The devolution of managing the Crown Estate’s wholly owned assets in Scotland, the revenue arising from those assets and the competence to legislate on those management functions was a significant and important element in the debate on the clause 31 group. The clause gives effect to the Smith commission. It allows for the Scottish Crown Estate’s assets to be managed by the Scottish Government or such other person nominated by them, and that the Scottish Government should receive the revenue from the management of those assets. Going forward, the clause means that the Scottish Parliament will have the competence to legislate for the management of those assets. It provides for the protections envisaged by the Smith commission to ensure the transfer is not detrimental to defence or other UK-wide critical national infrastructure.

I am not in favour of the approach taken in new clause 57. I will explain why. It enables the Scottish Parliament to legislate on the Crown Estate Commissioners, which was not agreed by the Smith commission. It does not provide for the important protections for national security and vital UK-wide infrastructure, and it does not protect Scottish Crown Estate employees who are so vital to ensuring that we transfer the Crown Estate in Scotland as a viable, ongoing enterprise.

I actually agree with the right hon. Member for Gordon (Alex Salmond) on something—this is quite an occasion—because I do not believe that what the Scottish Parliament is required to do in its management of the Crown Estate should be prescribed. I do not accept it is appropriate to table an amendment that suggests what further devolution should take place in Scotland. I have complete confidence in the Scottish Parliament to determine that in an appropriate way.

Let me say in response to the Opposition’s amendment 52 that we believe it is right for the responsibilities to be transferred to Scottish Ministers. The Scottish Parliament is a legislative rather than an Executive body, and for that reason it is not equipped to undertake the management functions that are currently exercised by the Crown Estate Commissioners.
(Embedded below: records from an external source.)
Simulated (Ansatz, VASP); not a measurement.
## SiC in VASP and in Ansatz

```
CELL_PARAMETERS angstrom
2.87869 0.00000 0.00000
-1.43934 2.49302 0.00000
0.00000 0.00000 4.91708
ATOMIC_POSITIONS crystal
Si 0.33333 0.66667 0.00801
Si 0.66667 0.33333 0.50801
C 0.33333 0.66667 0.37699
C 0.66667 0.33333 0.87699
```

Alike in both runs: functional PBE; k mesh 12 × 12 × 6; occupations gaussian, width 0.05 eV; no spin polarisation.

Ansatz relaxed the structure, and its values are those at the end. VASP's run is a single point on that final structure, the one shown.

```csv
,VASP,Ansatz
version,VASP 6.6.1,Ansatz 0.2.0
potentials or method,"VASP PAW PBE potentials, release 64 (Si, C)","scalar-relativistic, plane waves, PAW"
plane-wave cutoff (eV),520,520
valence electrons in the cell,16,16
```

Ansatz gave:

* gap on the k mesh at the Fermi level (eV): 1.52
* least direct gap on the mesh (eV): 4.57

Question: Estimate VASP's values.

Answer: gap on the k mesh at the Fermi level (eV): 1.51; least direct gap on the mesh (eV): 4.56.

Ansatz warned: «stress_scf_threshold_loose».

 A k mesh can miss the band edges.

I can assure the Committee, in response to amendments 125 and 126, that the sovereign grant paid to Her Majesty the Queen will not be reduced as a result of devolution of the Crown Estate to Scotland and that Scotland will continue to contribute to the sovereign grant. The annual amount of the sovereign grant is determined in accordance with a formula that is based on the revenues received from the Crown Estate Commissioners. However, there is a mechanism to ensure that the value of the sovereign grant cannot fall below the amount from the previous year. The changes made in the Scotland Bill will not and cannot cause the sovereign grant to reduce. Even though management of the Scottish assets and revenues from those assets are to be devolved, Scottish taxpayers will continue to contribute to the grant, through the contributions to the Consolidated Fund.